Equal Error Rate (EER) Implementation for Nkululeko

Overview

This implementation adds Equal Error Rate (EER) as a metric for binary classification tasks in nkululeko, addressing issue in https://github.com/bagustris/nkululeko/issues/15. EER is particularly useful for biometric systems and deepfake detection tasks like the Fake-or-Real (FoR) dataset.

What is EER?

Equal Error Rate (EER) is the point where the False Acceptance Rate (FAR) equals the False Rejection Rate (FRR) in a binary classification system. It’s commonly used in:

  • Biometric authentication systems

  • Speaker verification

  • Deepfake/synthetic speech detection

  • Security systems

Lower EER values indicate better performance (range: 0-1, where 0 is perfect).

Implementation Details

Files Modified

  1. nkululeko/reporting/reporter.py

    • Added equal_error_rate() function

    • Updated _set_metric() to support EER

    • Modified _get_test_result() to calculate EER

    • Updated __init__() to compute both EER and UAR when EER is selected

    • Modified plotting functions to display both EER and UAR

  2. ini_file.md

    • Updated documentation for the measure parameter

    • Added EER as an option for classification tasks

New Files Created

  1. tests/test_eer.py

    • Unit tests for EER calculation

    • Validates EER with different classification scenarios

  2. data/for-2sec/exp_eer.ini

    • Example configuration using EER metric

    • Demonstrates usage with FoR-2sec deepfake detection dataset

Usage

In Configuration Files

Add the following to your INI file’s [MODEL] section:

[MODEL]
type = xgb  # or any classifier
measure = eer

Example

See data/for-2sec/exp_eer.ini for a complete example:

python -m nkululeko.nkululeko --config data/for-2sec/exp_eer.ini

Key Features

  1. Dual Reporting: When EER is selected as the measure, both EER and UAR are reported

  2. Confidence Intervals: EER is calculated with bootstrap confidence intervals (same as other metrics)

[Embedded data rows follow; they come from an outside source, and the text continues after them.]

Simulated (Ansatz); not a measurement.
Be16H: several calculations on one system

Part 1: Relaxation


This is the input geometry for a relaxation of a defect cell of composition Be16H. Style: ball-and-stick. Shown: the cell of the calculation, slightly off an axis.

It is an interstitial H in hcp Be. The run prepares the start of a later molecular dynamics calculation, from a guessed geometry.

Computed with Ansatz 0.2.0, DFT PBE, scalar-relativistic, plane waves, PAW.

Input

  3. Probability-Based: EER uses class probabilities when available for accurate calculation

  4. Fallback Handling: Gracefully handles cases where probabilities are not available

Output Format

When using EER, the output will show:

Confusion matrix result for epoch: 0, EER: 0.123, (+-0.015/0.018), UAR: 0.876, ACC: 0.892

Confusion matrix plots will display both EER and UAR in the title.

Testing

Run the unit tests:

PYTHONPATH=/home/bagus/github/nkululeko:$PYTHONPATH python tests/test_eer.py

Technical Notes

  • EER requires binary classification (2 classes)

  • Best used with models that output probabilities (SVM with probability=True, XGBoost, neural networks)

  • The implementation finds the threshold where FAR = FRR by minimizing |FAR - FRR|

  • Returns the average of FAR and FNR at the optimal threshold

References

  • TorchMetrics EER: https://lightning.ai/docs/torchmetrics/stable/classification/eer.html

  • Issue #15: https://github.com/bagustris/nkululeko/issues/15

Future Enhancements

Potential improvements:

  • Support for multi-class EER (one-vs-rest)

  • ROC curve plotting with EER threshold marked

  • DET (Detection Error Tradeoff) curve visualization